The 4K remaster is something I know fans are massively excited for, so is that a process you were quite hands on with and, either way, what’s it been like to see the results of that? 

I was very hands-on. Paramount reached out when they decided to produce this cleaned-up version, I was thrilled. The original DVDs made so many years ago along with the video tapes of that era were really inferior. It was mass-produced without any time and attention at all and, over the years when I would go to seminars, festivals, or workshops and they would say, ‘Oh, Mr. Robins, we’re going to show Dragonslayer tonight,’ I’d know they would have one of those tapes or DVDs and would never go. I’d go for the Q&As after, but couldn’t bear to watch. You could see matt lines, grainy skies, and all kinds of really distracting artefacts and this was a pretty good-looking movie when it was shot on screen and ILM really knew, back in those days, how to handle all of that on film. In the process of transferring the original video tapes and DVDs, it was a huge step down in terms of quality. This was a very, very welcome change and I sat it with a very talented group of video and audio artists and technicians at Paramount as they went to work and they had anticipated almost everything. [Laughs] The pleasure of seeing them address so many of the issues I had for years…I did have a voice, but it was mostly just to be there and make sure I wasn’t dreaming this was happening after all these years. 

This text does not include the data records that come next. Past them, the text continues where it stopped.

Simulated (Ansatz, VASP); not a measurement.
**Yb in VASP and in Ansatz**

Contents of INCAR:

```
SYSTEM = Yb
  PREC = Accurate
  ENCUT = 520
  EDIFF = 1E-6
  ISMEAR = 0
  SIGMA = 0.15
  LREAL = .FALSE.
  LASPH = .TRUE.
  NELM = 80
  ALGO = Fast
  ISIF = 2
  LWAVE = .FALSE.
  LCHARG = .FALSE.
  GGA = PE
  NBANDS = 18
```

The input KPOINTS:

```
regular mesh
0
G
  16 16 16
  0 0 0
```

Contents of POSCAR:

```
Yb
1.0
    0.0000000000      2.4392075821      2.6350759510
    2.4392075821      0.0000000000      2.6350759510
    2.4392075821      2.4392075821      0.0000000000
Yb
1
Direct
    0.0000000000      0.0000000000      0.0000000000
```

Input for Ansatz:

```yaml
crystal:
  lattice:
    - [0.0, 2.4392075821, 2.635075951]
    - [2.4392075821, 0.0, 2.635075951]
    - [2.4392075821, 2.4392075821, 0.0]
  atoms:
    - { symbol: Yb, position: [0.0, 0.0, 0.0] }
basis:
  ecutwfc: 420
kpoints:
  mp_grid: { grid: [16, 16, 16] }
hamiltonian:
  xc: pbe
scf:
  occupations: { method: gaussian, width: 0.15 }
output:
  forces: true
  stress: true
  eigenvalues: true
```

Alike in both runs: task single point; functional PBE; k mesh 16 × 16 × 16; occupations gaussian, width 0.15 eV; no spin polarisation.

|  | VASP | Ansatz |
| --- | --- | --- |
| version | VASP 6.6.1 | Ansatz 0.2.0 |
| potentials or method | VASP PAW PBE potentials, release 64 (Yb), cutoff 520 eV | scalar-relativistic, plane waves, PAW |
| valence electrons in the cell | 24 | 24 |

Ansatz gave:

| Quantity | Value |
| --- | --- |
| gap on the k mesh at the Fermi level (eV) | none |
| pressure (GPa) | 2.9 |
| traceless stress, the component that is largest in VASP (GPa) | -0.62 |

People often point out the similarities between Dragonslayer and Game of Thrones, but what is your take on how your movie might have helped lay the groundwork for that series?

I’m aware of that. I’ve never seen of Game of Thrones but guess, someday, I should strap myself in and go through the entire thing as it’s gotten so much attention. I’m sure it’s a wonderful series and the first time I became aware of the influence of the design of the dragon being felt was Peter Jackson’s The Lord of the Rings movies. When I met Peter, he told me that. I should also mention that, while I was very involved in the design of the dragon, we had an artist on the film, David Bunnett, who was the prime mover on the creation of that dragon. We always enjoyed that, in profile, David and the dragon looked a lot alike [Laughs]. He’s passed, I’m sorry to say, but it was a wonderful contribution he made and it’s too bad he’s not still here to see that so many of the elements he pulled together for this creature were inherited by other filmmakers.